Devblog. Part 3 — Making GI responsive to scene changes

Not so long ago we released the HD Renderer with the intent to provide modern realistic graphics capabilities. One of the main factors adding to realism is global illumination, which in EdenSpark was taken from the Dagor Engine.

Upon its integration we faced a problem: when adding new static objects to the scene, they get almost no GI on them unless you do full GI recomputation.

So that's how the Sponza scene would look after spawning:

And after GI invalidation and full recomputation:

We could simply do invalidation, but it wasn't smooth:

Although it could be fixed, making full GI invalidation on any change would be impractical.

The reason for this is that GI receives new data only from the screen (like geometry info, albedo, lighting).

It's a good approach when your scene is prebuilt and you need to catch just some relatively small destructions during the game.

But in EdenSpark the scene can change in runtime arbitrarily and we needed to account for that.

Preferably in a way that could be sufficient both for scene editing and gameplay (dynamic lighting, moving structures).

Basic improvements

At first we just added the ability to revoxelize changed parts, so at least GI's scene would always be in sync.

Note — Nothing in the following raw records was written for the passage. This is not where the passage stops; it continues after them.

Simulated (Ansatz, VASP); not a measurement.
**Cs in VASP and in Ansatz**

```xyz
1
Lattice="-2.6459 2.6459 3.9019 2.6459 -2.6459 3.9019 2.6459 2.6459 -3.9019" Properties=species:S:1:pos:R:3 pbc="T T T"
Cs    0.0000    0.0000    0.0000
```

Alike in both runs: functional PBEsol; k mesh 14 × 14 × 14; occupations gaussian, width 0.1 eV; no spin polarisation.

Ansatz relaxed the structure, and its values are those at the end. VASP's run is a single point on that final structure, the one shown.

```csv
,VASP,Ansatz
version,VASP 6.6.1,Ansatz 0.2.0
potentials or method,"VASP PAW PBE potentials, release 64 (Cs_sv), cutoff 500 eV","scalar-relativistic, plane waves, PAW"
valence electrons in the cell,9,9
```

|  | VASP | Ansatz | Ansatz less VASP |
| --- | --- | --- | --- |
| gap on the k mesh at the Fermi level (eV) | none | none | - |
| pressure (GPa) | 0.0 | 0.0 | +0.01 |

We also removed the lit scene that was caching detailed screen-space GI in world space because it blocked global light propagation.

Because of that removal, we also got stronger light leaking which we addressed by adding some biasing hacks by offsetting irradiance sampling away from walls (light leaking is still a major issue though and we are working on that).

Now you could see GI updating:

Yet it took about 20 seconds to fully converge. This isn't suitable for any dynamically changing scene.

The reason for such a wait is the very low weight with which radiance probes receive new samples.

Once a probe is initially traced with just one sample per each of 64 sections (8x8 texels) the new samples are added in a way that a section would gradually converge to the mean between all samples, meaning that i-th sample would contribute with 1/i weight clamped by minimum of 1/32.

Also, after initial sampling, a probe gets updated once per 16 frames on average in our setup - probes are selected randomly.

Assuming the surrounding lighting doesn't change, this is a proper Monte-Carlo integration which switches to a moving average once we hit a limit. But our lighting *is* changing and, besides, probes contribute to each other.

As a result, not only are the surrounding probes slow to catch light disappearance itself, but they also constantly propagate old illumination into each other, making the update extremely slow.

Accelerating radiance update

In order to fix it we added a new state for probes within which N new samples contribute much more with the 1st contributing with a preset maximum and the N-th with a preset minimum weight.

Within that state, the starting sample index is determined by proximity to the area where a static mesh or a light has changed, so that probes farther away remain undisturbed because they have much less contribution from this area.

To address the low update rate of probes (which is done to amortize the expensive radiance tracing across frames) we gave probes in this state priority over other probes, meaning that with the same amount of selected probes the "hastened" ones can be updated every frame.

Finally we get this:

Now GI reacts to lights/geometry movement instantly with a couple of seconds delay for full convergence (10x speedup on the same scene).

There's still visible noise when lighting changes. We tried to find a balance between the speed of refresh and the noise.

Improvements here would imply making more traces per frame with a performance hit, which we can probably provide as a setting once we finish with changes to GI.